Can Punitive Damages be Awarded for Breaches of Contract?
PH Hydraulics & Engineering Pte Ltd v Airtrust (Hong Kong) Ltd  SGCA 26
PH Hydraulics & Engineering Pte Ltd (PH) and Airtrust (Hong Kong) Ltd (Airtrust) entered into a Sale and Purchase Agreement (SPA) for PH to design and supply a Reel Drive Unit (RDU) to Airtrust. The RDU was then to be leased by Airtrust to a third party, Trident Offshore Service.
PH and Airtrust agreed that PH was to obtain full certification by ABSG Consulting (the ABSG certification) to ensure that the design and manufacturing of the RDU conforms with certain codes and standards.
The RDU broke down during its operations. Airtrust discovered a number of problems with its design and manufacture – and sued PH for breach of the SPA.
In this regard, Airtrust argued that PH had acted fraudulently in securing the ABSG certification by providing false information and data to ABSG for the certification process. Airtrust also argued that PH had acted fraudulently in misleading Airtrust into thinking that it had obtained full ABSG certification when only partial certification was obtained.
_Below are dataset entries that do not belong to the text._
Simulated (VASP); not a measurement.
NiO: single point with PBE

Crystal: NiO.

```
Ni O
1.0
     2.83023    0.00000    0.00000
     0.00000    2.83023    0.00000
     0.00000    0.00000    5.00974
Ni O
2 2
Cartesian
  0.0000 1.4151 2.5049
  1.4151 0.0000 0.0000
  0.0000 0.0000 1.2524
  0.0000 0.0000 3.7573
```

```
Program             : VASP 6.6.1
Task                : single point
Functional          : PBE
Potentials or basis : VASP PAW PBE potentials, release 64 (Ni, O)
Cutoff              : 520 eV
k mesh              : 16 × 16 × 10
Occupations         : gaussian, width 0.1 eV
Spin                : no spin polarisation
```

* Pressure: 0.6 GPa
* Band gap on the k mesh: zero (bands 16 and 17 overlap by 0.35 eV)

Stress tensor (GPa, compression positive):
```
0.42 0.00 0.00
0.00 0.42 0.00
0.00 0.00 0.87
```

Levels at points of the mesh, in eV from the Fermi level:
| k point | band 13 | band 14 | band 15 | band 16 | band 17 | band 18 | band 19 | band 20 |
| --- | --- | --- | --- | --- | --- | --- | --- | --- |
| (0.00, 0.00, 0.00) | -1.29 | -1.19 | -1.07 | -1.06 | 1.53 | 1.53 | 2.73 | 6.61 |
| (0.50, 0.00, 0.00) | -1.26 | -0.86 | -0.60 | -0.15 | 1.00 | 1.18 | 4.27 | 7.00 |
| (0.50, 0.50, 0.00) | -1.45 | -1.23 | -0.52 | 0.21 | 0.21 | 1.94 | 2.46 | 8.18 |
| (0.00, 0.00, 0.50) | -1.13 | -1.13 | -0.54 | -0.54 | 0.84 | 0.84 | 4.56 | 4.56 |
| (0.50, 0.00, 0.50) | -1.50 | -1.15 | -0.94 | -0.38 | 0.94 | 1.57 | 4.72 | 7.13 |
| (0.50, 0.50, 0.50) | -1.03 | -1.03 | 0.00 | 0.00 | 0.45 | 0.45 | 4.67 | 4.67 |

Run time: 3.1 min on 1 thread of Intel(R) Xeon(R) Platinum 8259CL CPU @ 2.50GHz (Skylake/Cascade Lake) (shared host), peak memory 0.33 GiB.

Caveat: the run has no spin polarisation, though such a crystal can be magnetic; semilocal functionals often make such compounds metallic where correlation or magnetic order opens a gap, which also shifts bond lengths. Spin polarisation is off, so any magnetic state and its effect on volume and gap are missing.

Airtrust sought punitive damages on the basis of the "reckless, dishonest and/or fraudulent conduct" of PH. Punitive damages (also referred to as exemplary damages) are damages awarded against a wrongdoer as a form of punishment. The primary aim of such damages is to punish the wrongdoer and deter similar behaviour by the wrongdoer and others in the future.
The trial judge found that PH had breached the SPA by not delivering an RDU that was of merchantable quality and fit for its purpose. The trial judge also agreed with Airtrust that PH had acted fraudulently – and held that PH's conduct merited the award of punitive damages.
PH appealed the trial judge's finding on fraud and that its conduct merited punitive damages. On appeal, PH also argued that Clause 25 of the SPA limited the damages payable to Airtrust. Clause 25 of the SPA provided that "Neither party shall be liable to the other for any consequential or indirect losses… including but not limited to loss of profits… arising out of or as a result of the performance of the work..."
The following key issues arose on appeal:
Issue One: Whether PH was guilty of reckless, dishonest and/or fraudulent conduct.
Issue Two: Whether or not the Court will recognize the award of punitive damages for a breach of contract per se (i.e. a breach of contract without any other concurrent liability, for example, in tort).
Issue Three: Whether the damages payable by PH to Airtrust is limited by Clause 25 in the SPA.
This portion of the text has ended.